Sunday, January 24, 2016

Stay.

For the past several years, along with countless others, I've chosen a word to define my year.  In the past I've had words like grace, know, and present. This year my word is STAY.  It started as a joke to a friend: "My word should be stay, as in: I'm not going to run away." It was a hard year last year.  There were many times I did want to run away.  But over time the word took on a different meaning: Stay the course.  Be steady.   Be consistent.  Plant your feet and stand strong.  We have experienced so much change over the past year and a half.  We've been on a roller coaster of emotions, and living with teenagers and a pre-teen and two youngers, there will always be ups and downs.  To be honest, sometimes I ride the emotional roller coaster right along with them.  And although I'm human, and I give myself grace for that, it's not helpful for me or them.

I am working through a study on prayer right now and this is the verse I was journaling about this week:

When I think of all this, I fall to my knees and pray to the Father, the Creator of everything in heaven and on earth.  I pray that from His glorious, unlimited resources, He will empower you with inner strength through His Spirit.  Ephesians 3:14-16 NLT

I wanted to explore that phrase: "inner strength."  What does that mean?  Inner strength is different than outer strength.  It's not physical -- it's emotional and spiritual.  It's the ability to stay calm and controlled in the middle of overwhelming, stressful, or frustrating experiences.  It's thinking through your actions and responding with intention, not reacting out of emotion.  It's that person who is steady, consistent, and wise in the middle of crazy circumstances.  We all know people who freak out when they get stressed and create unnecessary drama and tension in an already stressful situation.  To be perfectly honest, I can lean this way sometimes too.  I can only handle so much before I want to run-- bolt out the door and get away from everything.  Or maybe feel like I'm going to explode and I end up saying things I regret later.  It requires incredible inner strength to stay calm.

This is why God tells us we can't do it alone.  The Creator of everything in heaven and earth has unlimited resources at His disposal.  He has power we cannot even fathom.  And in our moment of weakness, He has the power to calm us, steady us, come alongside us.  His power IS made perfect in our weakness.

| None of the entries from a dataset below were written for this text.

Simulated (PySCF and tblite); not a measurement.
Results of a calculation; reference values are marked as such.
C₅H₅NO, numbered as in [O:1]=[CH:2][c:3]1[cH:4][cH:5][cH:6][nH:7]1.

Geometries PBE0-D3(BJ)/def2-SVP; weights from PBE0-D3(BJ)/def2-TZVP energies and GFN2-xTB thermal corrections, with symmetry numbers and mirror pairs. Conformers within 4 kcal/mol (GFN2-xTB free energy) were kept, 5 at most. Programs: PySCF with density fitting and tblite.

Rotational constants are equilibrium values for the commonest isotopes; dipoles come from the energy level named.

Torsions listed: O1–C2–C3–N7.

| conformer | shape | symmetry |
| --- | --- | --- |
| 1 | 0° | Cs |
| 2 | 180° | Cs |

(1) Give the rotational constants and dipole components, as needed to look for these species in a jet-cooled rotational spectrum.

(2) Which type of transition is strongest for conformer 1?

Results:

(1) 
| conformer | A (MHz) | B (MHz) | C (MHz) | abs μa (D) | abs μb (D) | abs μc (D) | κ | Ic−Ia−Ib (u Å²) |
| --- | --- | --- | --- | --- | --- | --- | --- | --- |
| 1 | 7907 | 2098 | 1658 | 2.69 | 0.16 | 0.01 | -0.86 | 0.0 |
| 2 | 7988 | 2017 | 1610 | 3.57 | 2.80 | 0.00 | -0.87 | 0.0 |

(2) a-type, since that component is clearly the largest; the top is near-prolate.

I see so many parallels between this and parenting.  I'm reading a book right now about  the link between a child's neurological development and the way a parent reacts to misbehavior.  Human brains begin developing before birth, and a child's brain is not fully developed until the mid-20's. That explains a lot, right?  During this time, the brain is constantly changing -- learning and adapting depending on experience.

When an infant or young child experiences trauma during these early developmental years (even in the womb) it enormously impacts brain development.  That child's capacity for handling stress is compromised.  Their ability to think through and make logical decisions is affected.  They are easily overwhelmed and are wired to think only of their own survival.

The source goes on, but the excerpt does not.